Last night my friend Adrean mentioned that in Finland, and in Denmark also, traffic fines are levied according to the income of the offender.
I’ll let that sit for a bit…
Like me you probably went through a few reactions that. In America, readers will probably have thought about a devotion to the notion of fairness and whether this system lives up to that. Most readers will also find a grain of satisfaction in that notion.
At first I immediately thought that this seemed fair. This morning I was considering it again and wondered if it didn’t just smack of a little reverse discrimination.
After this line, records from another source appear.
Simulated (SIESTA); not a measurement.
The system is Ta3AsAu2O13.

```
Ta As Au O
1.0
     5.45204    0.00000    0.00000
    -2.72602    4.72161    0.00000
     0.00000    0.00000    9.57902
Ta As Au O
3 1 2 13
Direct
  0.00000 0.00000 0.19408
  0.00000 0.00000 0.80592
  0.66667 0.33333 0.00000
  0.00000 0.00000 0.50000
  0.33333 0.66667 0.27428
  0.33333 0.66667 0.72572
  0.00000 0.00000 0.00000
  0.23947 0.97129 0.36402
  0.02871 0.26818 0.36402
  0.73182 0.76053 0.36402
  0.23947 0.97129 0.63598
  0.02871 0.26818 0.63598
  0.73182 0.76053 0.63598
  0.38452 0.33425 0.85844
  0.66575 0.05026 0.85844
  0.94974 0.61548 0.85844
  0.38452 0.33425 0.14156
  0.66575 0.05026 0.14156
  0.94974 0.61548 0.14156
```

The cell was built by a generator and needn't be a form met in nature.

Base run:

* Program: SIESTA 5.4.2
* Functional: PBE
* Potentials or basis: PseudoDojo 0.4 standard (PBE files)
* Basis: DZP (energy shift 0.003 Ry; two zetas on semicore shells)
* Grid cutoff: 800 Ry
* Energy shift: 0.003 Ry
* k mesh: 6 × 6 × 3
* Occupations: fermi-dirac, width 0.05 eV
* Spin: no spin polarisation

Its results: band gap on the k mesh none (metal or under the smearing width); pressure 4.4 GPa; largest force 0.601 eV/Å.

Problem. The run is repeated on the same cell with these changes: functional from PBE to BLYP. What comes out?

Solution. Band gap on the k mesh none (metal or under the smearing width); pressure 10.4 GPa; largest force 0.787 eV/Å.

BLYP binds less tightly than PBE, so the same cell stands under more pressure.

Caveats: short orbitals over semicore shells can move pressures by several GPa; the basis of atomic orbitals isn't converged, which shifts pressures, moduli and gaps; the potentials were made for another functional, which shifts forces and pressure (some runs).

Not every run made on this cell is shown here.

Assuming that most of us agree with the idea that a society has the right, indeed the obligation to have a an agreed set of rules that we agree to abide by and that we can impose consequences when we don’t.
A monetary fine is one of the methods we, as societies, have agreed upon that seems to be appropriate. And we do it, or at least we purport to do it, under the guise of it being a punishment.
Even the most amateur of psychologist among us would also probably also agree that punishment is levied to deter future action. This simple Pavlovian reaction is, we know at our heart, is the system by which we agree to coexist, raise children and conduct business.
So, when a Finnish law system imposed a fine of over $200,000 for a driver traveling 50mph in a 25mph zone, we have to wider whether this is indeed fair.
Undoubtedly a fine of something like $400 is more of a punishment to someone earning $40,000 per year than someone earning ten times that.
The incentive to alter one’s driving habits also, as an exemplar of the punishment reward code, is also greater for the lower income driver, and by extension less for the richer one. So are we creating, have we created, a system where those with means are less concerned about consequences, at least at the civil legal strata? And is this good for a society?
I might be a little colored in my thinking here, I just realize, by the fact that Caitlin, driving my car this week, was sideswiped by a driver on a downtown street, at 4:30 in the afternoon, and left by the side of the road while the Lincoln Navigator who had caved the driver’s side of our car, sped off. She’s fine, but the car is a different story.
Was it the thought that any punishment the drivers of the $30,000 SUV might receive was too high, or not enough to worry about, that led these two young white guys to ignore a fellow citizen that they had just caused potential harm to.
The notion of a civil society is one that I grew up with. If there exists different sets of incentives for different members of that society, shouldn’t we be aware of and concerned for that?